Gulf Stream puzzles science − but don’t panic yet

Heavy rain in Ghana: The West African monsoon system could suffer if the AMOC alters. Image: By Professor Dr James W Jones, University of Florida (public domain), via Wikimedia Commons

Could an ocean circulation system − the Gulf Stream, say − sort of  shut down? And what would that do to the world’s climate?

LONDON, 9 August, 2021 − Once again, new research has warned that one of the great engines of global climate, known variously as the Atlantic conveyor belt, a current that spans the entire ocean from the surface to its lowest depths, or (not very accurately) the Gulf Stream, could be about to falter.

That is, thanks to global heating, it could be about to switch from a relatively stable state to a “critical transition” towards a much feebler regime.

If it does so, that’s bad news for Europe, because part of what oceanographers call the Atlantic Meridional Overturning Circulation, or AMOC, is the Gulf Stream, a surface flow that brings tropical warmth to what would otherwise be chilly north-western European nations.

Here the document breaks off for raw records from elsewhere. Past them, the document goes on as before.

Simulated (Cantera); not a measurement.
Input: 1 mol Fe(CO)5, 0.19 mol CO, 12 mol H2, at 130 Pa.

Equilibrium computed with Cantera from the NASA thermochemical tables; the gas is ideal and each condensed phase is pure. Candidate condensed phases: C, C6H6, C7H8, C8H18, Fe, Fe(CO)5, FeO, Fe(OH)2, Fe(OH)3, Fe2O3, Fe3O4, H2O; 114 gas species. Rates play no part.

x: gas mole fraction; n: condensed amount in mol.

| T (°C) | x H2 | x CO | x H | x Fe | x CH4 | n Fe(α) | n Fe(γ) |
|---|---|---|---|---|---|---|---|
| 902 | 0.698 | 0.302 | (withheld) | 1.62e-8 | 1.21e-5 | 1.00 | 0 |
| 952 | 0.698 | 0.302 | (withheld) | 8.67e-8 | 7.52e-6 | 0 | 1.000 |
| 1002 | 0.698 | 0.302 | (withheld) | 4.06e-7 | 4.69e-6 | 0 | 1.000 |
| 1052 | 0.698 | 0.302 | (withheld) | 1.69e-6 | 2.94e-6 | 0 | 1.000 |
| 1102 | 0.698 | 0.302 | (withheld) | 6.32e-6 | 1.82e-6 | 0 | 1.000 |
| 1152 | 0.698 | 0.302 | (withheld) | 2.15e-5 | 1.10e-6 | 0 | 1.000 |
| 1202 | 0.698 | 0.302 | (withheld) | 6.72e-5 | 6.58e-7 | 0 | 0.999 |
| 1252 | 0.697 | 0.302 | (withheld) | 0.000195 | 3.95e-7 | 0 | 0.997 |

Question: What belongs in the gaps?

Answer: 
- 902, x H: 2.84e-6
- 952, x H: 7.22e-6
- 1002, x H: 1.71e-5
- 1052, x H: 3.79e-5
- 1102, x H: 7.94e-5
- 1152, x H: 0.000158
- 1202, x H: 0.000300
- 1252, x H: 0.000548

And it could be very bad news for billions in tropical Africa, Asia and South America, because it could trigger changes in the tropical monsoon system.

Repeated warnings

Climate scientists have been measuring indicators of possible change in the ocean circulation system for at least two decades: any shift in ocean behaviour could signal a tipping point, a serious shift in climate for the terrestrial world.

The current brings warm, dense salty water north to the Arctic, where it meets less dense meltwater from Greenland and the Arctic glaciers and dives to the ocean floor, to flow south all the way to Antarctica before it surfaces again.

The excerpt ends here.